For no good reason, cars are getting bigger, and the effects are negative across the board. According to several studies summarized by the Guardian, larger vehicles are leading to more pollution, decreased safety, and less overall space.
What is happening?
The trend has long been documented in the United States, where pickup trucks and massive SUVs have become increasingly favored by the general public since the 1990s. Now, the big cars have spread to Europe as well.
Despite the widely held belief that Europeans prefer compact vehicles, the average European car weight has increased by 9% in the past decade, with SUVs accounting for the vast majority of that increase.
Why is this concerning?
The consequences are bad for everyone and have not always been obvious. One little-known drawback to larger cars is the amount of particle pollution they generate from their tires. According to one study, the brakes in SUVs have to work twice as hard as those in a smaller car, causing increased particle pollution every time the vehicle slows down or stops.
However, the study observed that this problem is less pronounced in hybrid and battery electric vehicles, which use regenerative braking (where the electric motor slows down) instead of friction braking when possible.
Another downside to the larger vehicles is safety — especially the safety of children. One study showed that a child is eight times more likely to die when struck by an SUV than a standard-sized car.
"Fatal pedestrian and pedalcyclist crashes have been on the rise in the United States since 2009. This rise in fatalities coincides with the rise of large vehicles on American roadways," the study said.
Larger cars also take up more space, which is becoming an especially prominent problem in cities. The Paris city government recently announced a plan to charge SUV drivers higher parking fees, which makes sense because they require extra parking.

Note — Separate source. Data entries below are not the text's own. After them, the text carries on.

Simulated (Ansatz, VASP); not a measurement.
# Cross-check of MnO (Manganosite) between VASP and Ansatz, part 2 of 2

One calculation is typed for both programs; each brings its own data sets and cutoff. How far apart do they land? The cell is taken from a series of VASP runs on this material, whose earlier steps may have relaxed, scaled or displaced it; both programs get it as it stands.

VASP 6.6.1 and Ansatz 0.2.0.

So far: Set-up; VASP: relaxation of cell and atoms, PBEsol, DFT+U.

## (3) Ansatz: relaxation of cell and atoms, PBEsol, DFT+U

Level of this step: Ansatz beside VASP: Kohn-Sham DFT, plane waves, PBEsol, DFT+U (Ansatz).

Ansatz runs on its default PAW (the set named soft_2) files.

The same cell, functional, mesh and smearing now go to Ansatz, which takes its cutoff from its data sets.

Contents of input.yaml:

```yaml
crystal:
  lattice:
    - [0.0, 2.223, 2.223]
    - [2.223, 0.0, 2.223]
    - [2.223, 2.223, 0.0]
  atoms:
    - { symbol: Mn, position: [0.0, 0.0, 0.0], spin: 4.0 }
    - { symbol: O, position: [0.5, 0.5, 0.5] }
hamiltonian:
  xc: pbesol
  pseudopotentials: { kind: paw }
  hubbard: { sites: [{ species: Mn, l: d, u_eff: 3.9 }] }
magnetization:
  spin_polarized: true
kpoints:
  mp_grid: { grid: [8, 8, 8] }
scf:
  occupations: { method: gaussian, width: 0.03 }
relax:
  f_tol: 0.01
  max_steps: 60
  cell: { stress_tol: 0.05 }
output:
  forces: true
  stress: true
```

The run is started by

What can be done about it?
Unfortunately, these problems are only likely to worsen as long as massive pickup and SUVs remain trendy — and as long as car companies keep making their stock bigger and bigger, which increases their profit margins, as bigger cars sell for more money.
"We can only buy the cars on sale, and if automakers refuse to build or import smaller vehicles, all that leaves are big ones for us to choose from," Ars Technica wrote. "[Getting] politicians to pull some policy levers that could encourage [them] — tying an EV's tax credit to a lower curb weight for example, rather than the current scheme, which creates a perverse incentive to make more SUVs and fewer cars" could help.